Last modified: Jan 31 2026 at 10:09 PM • 3 mins read
What is a Neural Network?
Table of contents
- Introduction
- Binary Classification Problem
- Image Representation in Computers
- Notation for Training Data
- Matrix Representation
- Key Convention
Introduction
This week covers essential neural network implementation techniques:
- Vectorization: Processing entire training sets without explicit for loops
- Forward and Backward Propagation: How computations are organized in neural networks
- Logistic Regression: Used as a foundation to understand these concepts
Binary Classification Problem
Logistic regression is an algorithm for binary classification. Let’s understand this through an example:
Example Task: Classify whether an image contains a cat or not

- Output:
y = 1(cat) ory = 0(not a cat)
Image Representation in Computers
RGB Color Channels
An image is stored as three separate matrices representing:
- Red channel
- Green channel
- Blue channel
For a 64×64 pixel image:
- Each channel: 64×64 matrix
- Total: 3 matrices of pixel intensity values
Converting Images to Feature Vectors
To use an image as input to a neural network, we unroll the pixel values into a feature vector $x$:
Process:
- List all red pixel values:
[255, 231, ..., ] - List all green pixel values:
[255, 134, ..., ] - List all blue pixel values:
[...] - Concatenate into one long vector
Dimension Calculation: \(n_x = 64 \times 64 \times 3 = 12,288\)
Where:
- $n_x$ = dimension of input feature vector
- Sometimes abbreviated as $n$
Goal: Learn a classifier that takes this feature vector $x$ and predicts label $y$ (1 or 0).

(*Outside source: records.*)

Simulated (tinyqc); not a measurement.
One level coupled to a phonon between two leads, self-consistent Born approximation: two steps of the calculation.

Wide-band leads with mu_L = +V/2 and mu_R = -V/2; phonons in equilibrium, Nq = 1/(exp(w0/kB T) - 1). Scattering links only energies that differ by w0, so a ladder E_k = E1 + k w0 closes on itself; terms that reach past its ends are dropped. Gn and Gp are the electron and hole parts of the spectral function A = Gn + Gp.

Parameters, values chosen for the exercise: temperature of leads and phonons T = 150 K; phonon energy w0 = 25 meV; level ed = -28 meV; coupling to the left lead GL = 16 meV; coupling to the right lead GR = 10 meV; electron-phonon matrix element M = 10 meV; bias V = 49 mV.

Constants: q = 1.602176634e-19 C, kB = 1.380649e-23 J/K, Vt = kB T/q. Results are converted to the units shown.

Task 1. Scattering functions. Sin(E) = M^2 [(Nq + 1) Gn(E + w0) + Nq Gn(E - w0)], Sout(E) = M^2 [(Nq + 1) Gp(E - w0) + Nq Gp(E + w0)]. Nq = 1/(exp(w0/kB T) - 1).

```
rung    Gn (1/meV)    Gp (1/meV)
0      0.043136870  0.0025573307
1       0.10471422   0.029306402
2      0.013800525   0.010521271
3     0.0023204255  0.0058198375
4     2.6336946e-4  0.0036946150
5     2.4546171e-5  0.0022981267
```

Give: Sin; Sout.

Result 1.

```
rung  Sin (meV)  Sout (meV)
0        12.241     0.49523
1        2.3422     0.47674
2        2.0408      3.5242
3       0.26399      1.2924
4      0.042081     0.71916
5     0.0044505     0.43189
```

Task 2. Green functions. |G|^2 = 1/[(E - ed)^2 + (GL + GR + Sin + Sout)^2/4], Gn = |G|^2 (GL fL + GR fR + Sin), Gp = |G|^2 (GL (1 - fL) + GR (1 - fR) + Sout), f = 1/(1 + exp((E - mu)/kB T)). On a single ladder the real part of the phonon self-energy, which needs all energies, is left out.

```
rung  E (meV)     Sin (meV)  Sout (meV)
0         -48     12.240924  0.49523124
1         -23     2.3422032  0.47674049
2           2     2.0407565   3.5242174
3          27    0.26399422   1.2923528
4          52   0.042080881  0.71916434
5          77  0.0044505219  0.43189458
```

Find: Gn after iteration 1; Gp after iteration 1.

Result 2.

Notation for Training Data
Single Training Example
A single training example is a pair: $(x, y)$
- $x$: $n_x$-dimensional feature vector
- $y$: label (0 or 1)
Training Set Notation
Training set with $m$ examples: \((x^{(1)}, y^{(1)}), (x^{(2)}, y^{(2)}), \ldots, (x^{(m)}, y^{(m)})\)
Where:
- $m$ = number of training examples (sometimes written as $m_{train}$)
- $m_{test}$ = number of test examples
Matrix Representation
Input Matrix $X$
Stack all training examples as columns in a matrix:
\[X = [x^{(1)} \mid x^{(2)} \mid \cdots \mid x^{(m)}]\]Dimensions: $X$ is an $n_x \times m$ matrix
- Rows: $n_x$ (feature dimension)
- Columns: $m$ (number of examples)
Python notation: X.shape = (nx, m)
Why column-wise?
- Makes neural network implementation easier
- Different from some conventions that stack examples as rows
Output Matrix $Y$
Similarly, stack all labels as columns:
\[Y = [y^{(1)} \mid y^{(2)} \mid \cdots \mid y^{(m)}]\]Dimensions: $Y$ is a $1 \times m$ matrix
Python notation: Y.shape = (1, m)
Key Convention
Throughout this course:
- Data from different training examples are stacked in different columns
- Applies to inputs ($x$), outputs ($y$), and other quantities
- This convention simplifies neural network implementation